Guns make the bad guy bigger

bad guy

An interest experiment from UCLA shows that we think people look bigger when they hold handguns.

Anthropologists asked hundreds of people to describe the type of person holding common objects based solely on a photograph of the person’s hand holding that object. They confirmed that brandishing a weapon make a man appear bigger and stronger than he actually is. This should embolden scrawny thieves everywhere to go get that handgun.

“There’s nothing about the knowledge that gun powder makes lead bullets fly through the air at damage-causing speeds that should make you think that a gun-bearer is bigger or stronger, yet you do,” said Daniel Fessler, lead author of the study and associate professor of anthropology at UCLA. “Danger really does loom large – in our minds.”

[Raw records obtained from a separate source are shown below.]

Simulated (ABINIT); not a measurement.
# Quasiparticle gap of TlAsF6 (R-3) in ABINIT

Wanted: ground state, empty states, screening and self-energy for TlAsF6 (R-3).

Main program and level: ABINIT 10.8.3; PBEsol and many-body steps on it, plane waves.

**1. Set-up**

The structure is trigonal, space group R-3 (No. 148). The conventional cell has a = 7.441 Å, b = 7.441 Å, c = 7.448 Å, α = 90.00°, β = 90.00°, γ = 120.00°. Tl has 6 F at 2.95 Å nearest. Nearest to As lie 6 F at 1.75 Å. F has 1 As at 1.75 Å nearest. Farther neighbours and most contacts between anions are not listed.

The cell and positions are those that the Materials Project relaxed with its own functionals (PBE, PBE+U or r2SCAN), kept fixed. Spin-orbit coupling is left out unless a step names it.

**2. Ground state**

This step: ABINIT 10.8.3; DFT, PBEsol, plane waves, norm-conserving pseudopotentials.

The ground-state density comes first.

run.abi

There is an unconscious mental mechanism that sizes up a potential adversary and then interprets the magnitude of the threat into dimensions of size and strength. The size assessment may not be accurate, but the threat assessment will help you survive.

“We’ve isolated a capacity to assess threats in a simple way,” said Colin Holbrook, a UCLS postdoctoral scholar in anthropology and co-author of the study. “Though this capacity is very efficient, it can misguide us.”

The study is part of a larger look at how people make decisions when violent conflict is a possibility. “We’re exploring how people think about the relative likelihood that they will win a conflict, and then how those thoughts affect their decisions about whether to enter into conflict,” said Fessler.